1. Ask students what an electrical circuit is and share ideas.

2. Distribute the materials to each group.

3. Have them build a circuit.

4. Discuss what conditions were needed to light the bulb.

5. Ask what changes could be made to get the same results.

6. Have students draw a schematic and explain how the electricity flows through
the circuit and electricity is transferred in the light bulb to light.

7. Ask the students what a model is. If they don’t explain that their diagrams
are models, point that out.

8. Ask them if they could use their model to predict how they would need to
wire a circuit so that it would transfer electricity to two bulbs.

9. Have students try their ideas. If no one has drawn a circuit with bulbs in
series and parallel, you may want to introduce a diagram of each, or wait till
later.

10. Have groups build their circuits and others drawn.

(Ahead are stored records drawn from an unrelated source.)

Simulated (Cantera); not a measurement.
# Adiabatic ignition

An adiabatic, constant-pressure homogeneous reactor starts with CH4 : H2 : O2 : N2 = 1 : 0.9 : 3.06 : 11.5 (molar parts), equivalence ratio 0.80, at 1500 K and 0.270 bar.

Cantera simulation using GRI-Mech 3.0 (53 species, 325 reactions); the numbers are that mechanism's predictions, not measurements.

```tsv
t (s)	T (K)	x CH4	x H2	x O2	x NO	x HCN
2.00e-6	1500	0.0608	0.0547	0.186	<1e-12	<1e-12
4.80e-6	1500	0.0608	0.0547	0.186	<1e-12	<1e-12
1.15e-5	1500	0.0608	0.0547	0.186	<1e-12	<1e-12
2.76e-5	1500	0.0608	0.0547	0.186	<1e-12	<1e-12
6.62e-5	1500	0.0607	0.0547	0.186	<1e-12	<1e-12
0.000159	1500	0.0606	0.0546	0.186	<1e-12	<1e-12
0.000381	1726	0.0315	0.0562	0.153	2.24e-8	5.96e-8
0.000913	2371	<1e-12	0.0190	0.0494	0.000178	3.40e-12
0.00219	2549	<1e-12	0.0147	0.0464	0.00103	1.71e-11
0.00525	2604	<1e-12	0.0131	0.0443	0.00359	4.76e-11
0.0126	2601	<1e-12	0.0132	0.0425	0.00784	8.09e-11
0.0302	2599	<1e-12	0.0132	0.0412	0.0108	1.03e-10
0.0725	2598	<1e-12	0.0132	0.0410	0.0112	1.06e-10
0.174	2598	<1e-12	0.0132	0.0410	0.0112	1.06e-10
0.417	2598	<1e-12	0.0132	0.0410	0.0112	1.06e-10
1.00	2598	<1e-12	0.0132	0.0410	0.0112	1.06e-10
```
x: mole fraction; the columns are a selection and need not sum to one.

11. Ask them to explain the flow of electricity and predict using their models
what will happen when one of the bulbs is removed. Have students remove a bulb
and record the results.

12. If students have not built both parallel and series circuits have them do
so and use their models to predict what will happen when a bulb is removed.
Have them test their predictions and record results.

13. Compare the brightness of the bulbs in the two circuits. Record observations
use the model to explain their observations.

14. Have all groups share their results and create a class model to explain
all circuits.

15. Ask how they would use models in real life.

16. Ask how they can use the information they learned about electric circuits.